Under the U.S. Government and Department of Treasury, any U.S. citizen or entity cannot transact with any individuals, firms, or countries on the OFAC (Office of Foreign Assets Control) sanctions list. Violators will be punished financially. Therefore, if the transactions which violated the regulation were completed by one specific bank, the bank would be punished with a large fine or even a lawsuit as well. Consequently, our mission is to provide our clients with substantial test case names using fuzzy name matching and complete a classification machine learning model to prevent those violations.

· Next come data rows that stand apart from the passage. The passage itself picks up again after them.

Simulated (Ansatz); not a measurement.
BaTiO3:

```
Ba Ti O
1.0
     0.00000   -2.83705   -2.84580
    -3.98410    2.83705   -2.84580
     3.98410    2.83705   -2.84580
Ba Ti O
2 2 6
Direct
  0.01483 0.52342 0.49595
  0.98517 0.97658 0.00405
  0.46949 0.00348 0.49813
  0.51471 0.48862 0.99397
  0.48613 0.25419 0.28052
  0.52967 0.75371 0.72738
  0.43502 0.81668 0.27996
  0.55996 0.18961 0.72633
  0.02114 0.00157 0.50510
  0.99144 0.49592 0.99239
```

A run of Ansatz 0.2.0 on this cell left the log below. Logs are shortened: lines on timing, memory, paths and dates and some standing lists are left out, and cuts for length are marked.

Data size: 162608 rows * 15 columns
Python Packages used: H2O, PiML, numpy, pandas, and scikit learn
Methodology:
- Created 260 test case generators
- Researched fuzzy name matching algorithms
- Performed and evaluated machine learning models
- Tuned initial classification algorithm
- Created automated reports
This repository contains these items:
- Test case generator folder: this folder contains the 260 different test cases generator scripts, organized by UID number.
- ABC_Code: this is our google colaboratory code which runs the ML algorithm.
- Sample_test_cases_with_distance.csv: this shows our dataset with the distance metrics added.
- full_final_names.csv: this is the final and complete dataset that includes 500 rows per test case generator, exact name matches, and no name matches. We used this file to run the ML algorithm.